Plaza Mayor from Segovia, Spain

Segovia’s Plaza Mayor has a special meaning for the history of Spain. In 1474, when it was still called San Miguel Plaza, the Catholic Queen Isabella of Castile was crowned there. Otherwise, it is a typical Spanish square. Nonetheless, in an urbanistic sense, it offers an unexpected yet at the same time visually interesting performance. A massive cathedral building, one of the latest Gothic cathedrals in Europe, is found on one of the square’s sides. But Plaza Mayor manages not to let itself dominated by this cathedral. Seen from the square, the cathedral does not appear so monumental, and the square maintains an intimate air, relatable to human height.

Velké náměstí from Kroměříž, Czech Republic

Kroměříž is first mentioned in 1110. It has a large square, whose focal point is a baroque-style column raised in the middle in order to mark the end of the plague epidemic in 1680. Next to it there is a fountain, part of the town’s water supply, dating from 1665 yet modified several times. The City Hall building and a long row of Renaissance style houses and Art Nouveau façades border the square; yet the bishop’s palace, with its large, splendid gardens, included on the UNESCO heritage list, is clearly the most impressive of all.

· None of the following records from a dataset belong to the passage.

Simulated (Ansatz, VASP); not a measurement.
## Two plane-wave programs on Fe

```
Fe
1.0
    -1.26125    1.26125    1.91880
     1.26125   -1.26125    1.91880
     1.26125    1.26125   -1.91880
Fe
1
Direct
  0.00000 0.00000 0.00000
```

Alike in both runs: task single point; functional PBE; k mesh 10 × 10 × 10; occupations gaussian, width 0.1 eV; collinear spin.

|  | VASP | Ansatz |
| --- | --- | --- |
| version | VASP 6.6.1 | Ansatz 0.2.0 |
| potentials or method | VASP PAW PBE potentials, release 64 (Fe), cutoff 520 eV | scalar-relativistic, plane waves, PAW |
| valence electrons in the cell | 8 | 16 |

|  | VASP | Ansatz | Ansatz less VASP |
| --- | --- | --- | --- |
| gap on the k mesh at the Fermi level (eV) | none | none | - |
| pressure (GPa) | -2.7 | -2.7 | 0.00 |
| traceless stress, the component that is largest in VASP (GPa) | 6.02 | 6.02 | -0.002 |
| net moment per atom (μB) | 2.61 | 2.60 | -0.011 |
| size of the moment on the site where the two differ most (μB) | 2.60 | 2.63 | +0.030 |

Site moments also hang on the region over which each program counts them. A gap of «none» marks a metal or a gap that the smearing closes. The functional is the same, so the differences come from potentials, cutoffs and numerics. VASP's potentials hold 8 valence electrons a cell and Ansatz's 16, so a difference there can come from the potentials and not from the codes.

Marktplein de Hof from Amersfoort, Netherlands

This city maintains the traces of successive borders. The walls surrounding the centre were torn down in the 15th century, but their original positions can still be seen, marked by the “muurhuizen”, the clay wall-houses. Linear suburbs have grown outside the old city, along the main roads. In time, the spaces between these and the city were filled up, and the city itself expanded even further, beyond the highway. At the centre stands the square, Marktplein de Hof.

Trg Republike Hrvatske from Šibenik, Croatia

Šibenik is no exception among the towns on the Dalmatian coast. It did not originate as a Greek colony, nor was it founded by Illyrians or Romans, but by the first Croats to settle here. Yet its later history is not very different from that of other coastal towns, impacted by the arrival of the Ottomans, the Venetians, the Kings of Hungary and the Habsburgs. But the Slavs always remain the dominant element in the citadel. For a time, the Istro-Romanian community was numerous here.

The square has distinct nuances and is considered the most beautiful in present-day Croatia. It contains two sections, one of which was the church square, whereas the other was the centre of secular power and, although close to the shore, it was never a port.  The important landmarks of the square are the Renaissance-style palace, and especially the Church of St. Jacob, which is part of the UNESCO list.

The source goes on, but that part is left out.